The last walking officer in the city outside of downtown,, any correlation between the Mayor Rosa and the Italian power center and the police.
Crime, shootings ,and robbery’s are out of control city wide but here is a officer walking?? How do the rest of the citizens get a private police officer?

posted by: Gordon Smith on April 24, 2010  10:23am

No surprise to us.  Great people make great cops.  And Pete is one of the best people out there.

Gordon & Carol

posted by: Andy Ross on April 24, 2010  10:54pm

This is one great tem. I know this young man and of course we all know Officer Pete. Davis was hanging around the park while we were cleaning up after the Cherry Blossom Festival. He had his eye on a box of chocolate covered cherries we were selling at the All Things Cherry table. He was hoping they did not sell and the price would be reduced enough so he could afford to buy them for his Mom. What a great kid! Thanks Pete for being a great influence on our kids.

posted by: wooster Square resident on April 25, 2010  10:53am

Pete is a nice guy and it is great to have a walking beat cop in our neighborhood.  I am all for the walking beat cop and think all the neighborhoods in New Haven should have one for all the reasons stated in the article.

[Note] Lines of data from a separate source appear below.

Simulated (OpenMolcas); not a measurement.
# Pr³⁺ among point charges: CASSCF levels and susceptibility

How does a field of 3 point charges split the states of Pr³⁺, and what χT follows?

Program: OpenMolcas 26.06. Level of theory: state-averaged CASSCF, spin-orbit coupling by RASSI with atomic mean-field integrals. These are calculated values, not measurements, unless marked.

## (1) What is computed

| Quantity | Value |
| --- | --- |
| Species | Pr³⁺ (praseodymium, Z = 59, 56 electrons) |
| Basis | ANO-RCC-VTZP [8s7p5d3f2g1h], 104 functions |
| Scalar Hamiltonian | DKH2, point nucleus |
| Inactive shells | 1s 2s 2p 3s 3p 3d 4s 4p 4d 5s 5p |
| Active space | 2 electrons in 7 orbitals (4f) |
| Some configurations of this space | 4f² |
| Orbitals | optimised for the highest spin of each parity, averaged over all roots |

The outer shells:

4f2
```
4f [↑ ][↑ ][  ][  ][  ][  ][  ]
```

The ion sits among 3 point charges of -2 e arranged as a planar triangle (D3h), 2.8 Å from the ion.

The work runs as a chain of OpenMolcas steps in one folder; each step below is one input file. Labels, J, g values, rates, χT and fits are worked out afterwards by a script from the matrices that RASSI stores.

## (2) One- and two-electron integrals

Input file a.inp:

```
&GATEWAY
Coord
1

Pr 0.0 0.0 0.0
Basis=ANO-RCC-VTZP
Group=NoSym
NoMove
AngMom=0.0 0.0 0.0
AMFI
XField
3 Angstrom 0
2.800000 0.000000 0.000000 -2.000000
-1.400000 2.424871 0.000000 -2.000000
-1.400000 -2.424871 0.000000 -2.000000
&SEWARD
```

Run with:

I will say, though, that the reason why many people roll through that particular stop sign at Greene and Wooster Place is that when cars are parked on the left side of Greene, those cars obscure your vision and you must roll through and stop to see if there is any on-coming traffic.

posted by: Concerned Citizen on April 25, 2010  2:40pm

It is most disappointing to hear that Mayor DeStefano no longer thinks community policing is a good idea.  It was less than four years ago that he was promoting it as a major idea. This is another example of why we find it hard to trust most politicians—they talk out of both sides of their mouths depending on how the political wind is blowing. Read his press release of Nov. 16, 2006.

John DeStefano, Jr. City Of New Haven
Mayor PUBLIC INFORMATION OFFICE
FOR IMMEDIATE RELEASE:
Thursday Nov. 16, 2006

-NEWS RELEASE-

DESTEFANO ANNOUNCES PLAN TO RE-INVEST IN COMMUNITY POLICING AND BUILD LARGEST POLICE FORCE IN CONNECTICUT

COMMUNITY POLICING INITIATIVE WILL INCREASE POLICE FORCE BY 20% AND RESTORE WALKING BEATS

New Haven: Mayor John DeStefano today announced a major public safety initiative aimed at increasing police visibility, curbing violent crime among youth, and maintaining the City’s commitment to community based policing. Under DeStefano’s plan, over the next two years the City of New Haven will add more than 80 police officers and 26 civilian support personnel. These additions will increase the number of police officers by 20% - for a total of 490 - and make New Haven’s police department the largest it has been in recent history. The NHPD will also become the largest police department among Connecticut communities. Currently, Bridgeport has 415 police officers and Hartford has 420.

“Today we are making a renewed commitment to community policing,” said DeStefano.
“Residents of New Haven will have the biggest, most visible, effective, and well trained police force in Connecticut. Our goal is to make New Haven the safest city in Connecticut.”

Of course, he was still hoping then to become governor of CT one day, so “Community Policing” was a GREAT idea then, why isn’t it now? Maybe he realizes he will never be Gov.

Community Policing allows residents to get to know, trust and relate to the officers assigned to their neighborhoods. This is particularly true of innercity and high crime communities.  People are afraid that if they talk to the cops who show up in their cars (who they do not know) that their names and addresses will end up being known to the thugs, and their safety will be in jeopardy.

The lessons being taught to young David are important. Clearly, those lessons were not taught to the little punk who stole the kid’s ball and then bragged about it in front of his relatives who said nothing about his behavior.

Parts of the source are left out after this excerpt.